And now for something completely different! A friend of mine is about to shoot his feature film "DER SAMURAI" and has set up a indiegogo page. Check this out and spend a few bucks, because this movie will rock, I promise!

Indiegogo.com


Jim Sterling on Horror Games

jimslade Blog

When I stumbled over Jim Sterling's Jimquisition on The Escapist this afternoon, I found his current video very interesting:


I agree in every single detail.

I tried to use some of those ideas he mentioned in SONAR, especially presenting something unsettling the player is not familiar with and produce horror with that. The description of the enemies is one example. There I went the lovecraftian way in telling the player "you can't sort that [the creature's anatomy] out in your head". The player should be able to be creative, to make his own thoughts about what he is experiencing. In modern AAA titles everything is shown to you in a polished way. There is simply no room left for your creativity. And without room for you to let the horror affect you, there is no horror at all. Horror has to be something that goes beyond the experience. Something you carry with you for some time.
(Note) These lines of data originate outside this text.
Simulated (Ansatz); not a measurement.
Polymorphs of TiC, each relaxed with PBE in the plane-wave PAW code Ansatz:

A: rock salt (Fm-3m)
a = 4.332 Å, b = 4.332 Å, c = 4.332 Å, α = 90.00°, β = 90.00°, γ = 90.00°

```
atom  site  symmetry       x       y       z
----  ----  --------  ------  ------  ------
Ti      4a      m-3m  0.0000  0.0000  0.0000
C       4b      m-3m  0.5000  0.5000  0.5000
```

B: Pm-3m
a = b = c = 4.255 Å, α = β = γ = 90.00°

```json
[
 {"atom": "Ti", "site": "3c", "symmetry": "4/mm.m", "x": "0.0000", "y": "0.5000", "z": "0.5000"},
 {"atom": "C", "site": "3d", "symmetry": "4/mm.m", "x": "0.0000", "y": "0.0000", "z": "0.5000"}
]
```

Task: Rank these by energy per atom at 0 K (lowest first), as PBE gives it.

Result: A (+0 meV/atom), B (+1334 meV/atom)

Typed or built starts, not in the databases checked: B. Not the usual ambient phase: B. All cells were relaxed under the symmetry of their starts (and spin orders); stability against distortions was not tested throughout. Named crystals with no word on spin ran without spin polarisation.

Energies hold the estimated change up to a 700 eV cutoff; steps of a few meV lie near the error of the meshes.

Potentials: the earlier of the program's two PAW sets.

That's the reason why I never played Amnesia again (yet) after I met the first enemy. I was so horrified I told everyone about it. I took it with me after I left my computer. I thought about it. AAA titles have a hard job to do to deliver that kind of experience.

But I cannot say something, Sterling has not already said.

Good job, Jim!

Is SONAR a ripoff???

jimslade Blog 2 comments

I was very lucky and proud of SONAR being covered on www.indiegames.com these days. Then I read the comments and recognized two things. The first thing was that there seem to be the first haters out there which is great because I my opinion a game has to polarize and a game which pleases everyone cannot be a good one. Then there are the people who think, SONAR is a ripoff.

Huh, that's a big thing for me as originality really is a thing that is very important to me. Before making SONAR I didn't search for similar ideas or titles on the internet, I just did it and thought it was a cool idea. I still think it is a cool idea. Now I know, I am not the only one who thought this.

There are basically two other games which have striking similarities to my version of SONAR and there may be even more out there. The first one is Nugsys game, also called Sonar. Nugsy already told me about his game, which can be read in the comments of the last news entry. There I replied that it is very interesting that we both had a similar idea (the sonar pulse) and did totally different games with that. And that's the point: His Sonar is a platformer, my SONAR is not. They are two totally different games that have a similar idea on the controls or one gameplay element, but calling my SONAR a ripoff to Sonar would be the same as calling every game in which you can jump a ripoff of the first game that did that. So, is SONAR a ripoff of Sonar? I think it is not.

A very interesting case is the one of BlindGiRl, which was mentioned on the indiegames-comments, too. When I looked at this game, I thought: "What the hell? This is my game!" I was literally shocked. Not only the premise is the same, they implemented the thing with the footsteps, that you control a female character, that you sense your surroundings by sound, you are stuck in a labyrinth. Damn, this could really mean, people could think SONAR is a ripoff of BlindGiRl and I was sad when thinking about this. But is it a ripoff?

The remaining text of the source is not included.